Notes.md

Some principles and techniques I use in my teams at the moment. I hope these could be helpful for Technical Leads or Product Owners.

Addressing challenges with estimating

Software engineers enjoy solving problems with code. They value understanding why the thing they are working on is important.

For almost all non-trivial tasks, the full scope of dependencies, technical limitations and edge cases only reveal themselves during the development process. For this reason, I try to make the initial planning light touch and focus on the problem to solve. Accepting that we will start the development process before knowing everything can make estimating difficult. Forcing engineers to commit to specific estimates makes them feel that they cannot modify their approach if they learn something through the process of doing. Here are some reasons engineers can struggle with estimating and what can be done to help.

Estimating work that has too many unknowns

The product manager has been asked by the CEO to estimate how much it would cost to make the website run faster. Customers have been complaining that the website is slow to load.

This would be close to impossible for engineers to estimate how long it would take to improve the speed and by how much. There are several possible approaches, and knowing the impact of the approaches is impossible until you test the impact in production.

Rather than estimating how long something will take, set some goals for what you think you can deliver within a given timeframe. This gives the team flexibility to modify their approach as they learn through doing and keeps the team focused on the problem, rather than the solution.

In this scenario, using Objective Key Results(OKR) could be an option.

Example OKR

Objective: Reduce the time users wait for the website to load

Key Results:

1.0 - Load time reduced by 2 seconds ...the stretch goal
0.7 - Load time reduced by 1 second ...what we think we can achieve
0.1 - Load time reduced by 300 milliseconds ...what we are certain we can achieve

Estimating work that is too vague

In my experience, it is quite rare that a user story maps 1:1 with the engineering tasks required to achieve it. I have found that Behaviour Driven Development(BDD) can be a great technique to help engineers, product and design speak the same language.

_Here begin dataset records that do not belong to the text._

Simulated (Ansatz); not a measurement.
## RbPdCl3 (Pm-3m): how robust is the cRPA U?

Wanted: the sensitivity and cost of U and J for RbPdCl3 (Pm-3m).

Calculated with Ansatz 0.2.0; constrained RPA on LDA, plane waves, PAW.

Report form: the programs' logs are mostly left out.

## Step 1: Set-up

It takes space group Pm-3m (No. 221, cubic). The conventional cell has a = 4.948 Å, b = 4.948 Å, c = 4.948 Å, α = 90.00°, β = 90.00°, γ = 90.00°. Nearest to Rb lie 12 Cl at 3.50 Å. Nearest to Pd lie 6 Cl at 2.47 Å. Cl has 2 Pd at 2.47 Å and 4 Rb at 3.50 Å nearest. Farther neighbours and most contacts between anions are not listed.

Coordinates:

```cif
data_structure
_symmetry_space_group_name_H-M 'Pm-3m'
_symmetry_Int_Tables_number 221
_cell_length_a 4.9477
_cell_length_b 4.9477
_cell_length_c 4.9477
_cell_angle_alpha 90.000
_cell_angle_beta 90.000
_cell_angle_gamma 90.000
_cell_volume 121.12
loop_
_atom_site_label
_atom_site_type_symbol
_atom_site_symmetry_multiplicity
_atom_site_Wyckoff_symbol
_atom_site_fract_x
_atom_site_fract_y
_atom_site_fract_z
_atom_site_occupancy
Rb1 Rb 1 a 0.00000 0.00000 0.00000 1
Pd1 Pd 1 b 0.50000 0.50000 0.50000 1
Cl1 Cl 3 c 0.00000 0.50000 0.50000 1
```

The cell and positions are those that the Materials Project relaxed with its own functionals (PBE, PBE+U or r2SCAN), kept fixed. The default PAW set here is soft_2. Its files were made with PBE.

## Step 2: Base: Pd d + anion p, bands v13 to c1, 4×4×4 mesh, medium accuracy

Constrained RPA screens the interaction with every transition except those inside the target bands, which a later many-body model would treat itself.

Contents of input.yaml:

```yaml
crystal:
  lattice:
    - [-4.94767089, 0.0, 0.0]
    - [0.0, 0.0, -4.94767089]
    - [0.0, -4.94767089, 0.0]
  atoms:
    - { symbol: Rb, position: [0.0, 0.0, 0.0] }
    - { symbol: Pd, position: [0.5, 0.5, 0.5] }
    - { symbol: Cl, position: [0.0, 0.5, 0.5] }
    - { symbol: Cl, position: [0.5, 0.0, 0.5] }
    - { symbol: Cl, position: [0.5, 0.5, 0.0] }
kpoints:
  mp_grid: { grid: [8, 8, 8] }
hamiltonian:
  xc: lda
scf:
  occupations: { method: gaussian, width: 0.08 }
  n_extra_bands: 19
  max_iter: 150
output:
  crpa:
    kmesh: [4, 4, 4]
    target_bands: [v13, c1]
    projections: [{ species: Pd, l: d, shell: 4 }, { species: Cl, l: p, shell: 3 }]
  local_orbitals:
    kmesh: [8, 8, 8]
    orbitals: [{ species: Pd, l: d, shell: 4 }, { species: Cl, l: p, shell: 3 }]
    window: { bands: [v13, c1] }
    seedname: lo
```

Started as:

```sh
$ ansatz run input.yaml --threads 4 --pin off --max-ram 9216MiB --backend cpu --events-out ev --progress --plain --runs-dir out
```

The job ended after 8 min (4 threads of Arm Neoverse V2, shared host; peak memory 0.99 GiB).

User Story: As a Netflix customer, I want to see more details about devices connected to my account, so that I can make sure only authorized devices are accessing my subscription.

The above user story is fine. But we will need to break it down so the engineering team can reason about it.

BDD Scenarios

Scenario: User can view connected devices

GIVEN user has a Netflix Account
AND user is logged in
WHEN user views connected devices screen
THEN display all connected devices

Scenario: User can disconnect connected devices

GIVEN user has a Netflix Account
AND user is logged in
WHEN user views connected devices screen
THEN display all connected devices

AND each device has a "Disconnect" option
WHEN user clicks "Disconnect" for a specific device
THEN a confirmation dialog appears

WHEN user confirms the disconnection
THEN the selected device is removed from the list
AND a success message is displayed
AND the device list is updated in real-time

Scenario: System fails to get users connected devices

GIVEN user has a Netflix Account
AND user is logged in
AND the connected devices service is currently unavailable
WHEN user attempts to view connected devices screen
THEN an error message is displayed
AND the error message states "We're having trouble accessing your device information. Please try again later."

NB: For a large complex system, like Netflix, even the above BDD scenarios are too high level

Estimating work too early

Sometimes the work may be so complex, that we need to develop the architecture of the work before making decisions about effort or cost. For these tasks, I develop an Architecture Decision Record(ADR). This is usually developed by an Architect or Technical Lead and feedback is provided by the engineering team. The output of the ADR will help answer engineering questions about implementation.

Estimation anti-patterns

The urge to estimate work too early can cause teams to prematurely commit to solutions, simply to allow them to more easily estimate the effort or cost. This is an anti-pattern, as well as being anti-agile. Agile is about continuous learning and adaptation throughout product development. The engineering process is an integral part of this journey, not just an implementation phase.

Focusing too much on estimates can promote an unhealthy culture in the team. Engineers can choose suboptimal solutions, or ship technical debt just so they can meet an estimate. While occasionally compromising quality for deadlines may be necessary this should not become standard practice.

A focus on measuring engineer output solely through burndown charts can discourage engineers from collaborating on tasks and helping each other. This is because the completed work is usually only credited to the assigned engineer.

Helping engineers with technical debt

Technical debt happens. It's important to allocate time to address it.

Prioritise the technical debt

Not all technical debt is the same. It's important to understand which is important to fix, and which can be fixed later. For this, I use a simple mapping exercise with the team.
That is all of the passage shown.